Homework Statement:: Look at snippet
Relevant Equations:: Look at snippet

View attachment 268806
Not sure how to go about this. Would relying on a hole or asymptote work?

yes, the function need not be continuous.

 

[Mustard]

yes, the function need not be continuous.

Hmmm... I was thinking of a function like f(x)= 4x-8/x-2 = 4(x-2)/x-2 = 4, that would make a hole at x=2.
But would also make f(2) = 4 ? Would it be safe to assume since there is a hole at (2,4) , it is undefined therefore f(2) does not equal 4 ?

 

[ehild]

Hmmm... I was thinking of a function like f(x)= 4x-8/x-2 = 4(x-2)/x-2 = 4, that would make a hole at x=2.
But would also make f(2) = 4 ? Would it be safe to assume since there is a hole at (2,4) , it is undefined therefore f(2) does not equal 4 ?

The function has to be defined at x=2.
You can define it in a way everywhere except x=2, and define its value separately at x=2.

 

[Mustard]

The function has to be defined at x=2.
You can define it in a way everywhere except x=2, and define its value separately at x=2.

Do you mean like a piece wise function ?

 

[Mark44]

I was thinking of a function like f(x)= 4x-8/x-2 = 4(x-2)/x-2 = 4

You need more parentheses.
4x-8/x-2 means ##4x - \frac 8 x - 2##
and 4(x-2)/x-2 means ##\frac{4(x - 2)}x - 2##
When a numerator or denominator of a fraction contains multiple terms, you need parentheses around the whole numerator or denominator, like so.
f(x)= (4x-8)/(x-2) = 4(x-2)/(x-2)

You can define it in a way everywhere except x=2, and define its value separately at x=2.

Do you mean like a piece wise function ?

Yes.

 

[epenguin]

I suppose you can take any function, and define another function as that one multiplied it by (x - 2) and also divided by (x - 2) - I defer to the mathematicians as to whether that is formally a bona fide new function but even if it is it looks to me trivial and cheating.
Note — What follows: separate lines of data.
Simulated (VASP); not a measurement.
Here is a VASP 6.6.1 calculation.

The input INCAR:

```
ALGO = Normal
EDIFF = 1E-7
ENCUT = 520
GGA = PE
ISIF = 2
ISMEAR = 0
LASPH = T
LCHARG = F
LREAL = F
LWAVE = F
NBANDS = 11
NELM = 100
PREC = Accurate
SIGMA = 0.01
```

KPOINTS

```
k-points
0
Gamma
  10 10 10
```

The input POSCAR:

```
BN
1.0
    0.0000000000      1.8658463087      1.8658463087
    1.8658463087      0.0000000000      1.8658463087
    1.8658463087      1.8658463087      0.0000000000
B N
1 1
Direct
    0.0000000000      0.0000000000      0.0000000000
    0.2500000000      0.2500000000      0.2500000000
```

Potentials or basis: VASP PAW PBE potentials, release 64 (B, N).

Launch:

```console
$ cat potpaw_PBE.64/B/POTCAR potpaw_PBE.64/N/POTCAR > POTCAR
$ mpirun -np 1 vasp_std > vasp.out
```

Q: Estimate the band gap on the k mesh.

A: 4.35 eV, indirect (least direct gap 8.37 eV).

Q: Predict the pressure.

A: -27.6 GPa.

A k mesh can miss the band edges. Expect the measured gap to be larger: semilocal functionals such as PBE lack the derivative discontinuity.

The problem says that f(2) ≠ 4 but it doesn't say it has to be equal something or be defined. Probably you have studied before functions which at some point become equal to 0/0 but you were able to find their limit at that point? So you could adapt one of those, I guess that is what the question is expecting.

 

[pasmith]

I suppose you can take any function, and define another function as that one multiplied it by (x - 2) and also divided by (x - 2) - I defer to the mathematicians as to whether that is formally a bona fide new function but even if it is it looks to me trivial and cheating.

Two functions [itex]f : A \to B[/itex] and [itex]g: C \to D[/itex] are equal if and only if [itex]A = C[/itex] and [itex]B = D[/itex] and for every [itex]a \in A[/itex] we have [itex]f(a) = g(a)[/itex]. Thus [itex]f : \mathbb{R} \to \mathbb{R}[/itex] and [tex]
g: \mathbb{R} \to \mathbb{R} : x \mapsto \begin{cases} \frac{(x-2)}{(x-2)}f(x) & x \neq 2 \\
f(2) & x = 2 \end{cases}[/tex] are the same function, but if [itex]g(2)[/itex] is defined to be something other than [itex]f(2)[/itex] then they are not. However, [itex]g[/itex] is always equal to [tex]
h: \mathbb{R} \to \mathbb{R} : x \mapsto \begin{cases} f(x) & x \neq 2 \\
g(2) & x = 2 \end{cases}[/tex] which is easier to write and read.

I don't think it assists anyone to characterise an obvious or straightforward example which satisfies the conditions of the question as "trivial and cheating".

The problem says that f(2) ≠ 4 but it doesn't say it has to be equal something or be defined. Probably you have studied before functions which at some point become equal to 0/0 but you were able to find their limit at that point? So you could adapt one of those, I guess that is what the question is expecting.

I would say that [itex]f(2) \neq 4[/itex] means that [itex]f(2)[/itex] is defined but is not 4. If a function for which [itex]f(2)[/itex] was not defined but [itex]\lim_{x \to 2} f(x) = 4[/itex] was wanted, then the question would have said exactly that; and [itex]f : \mathbb{R} \setminus \{2\} \to \mathbb{R} : x \mapsto 4[/itex] would work.

(It would be nice if the question had started "Find [itex]f : \mathbb{R} \to \mathbb{R}[/itex] such that ...")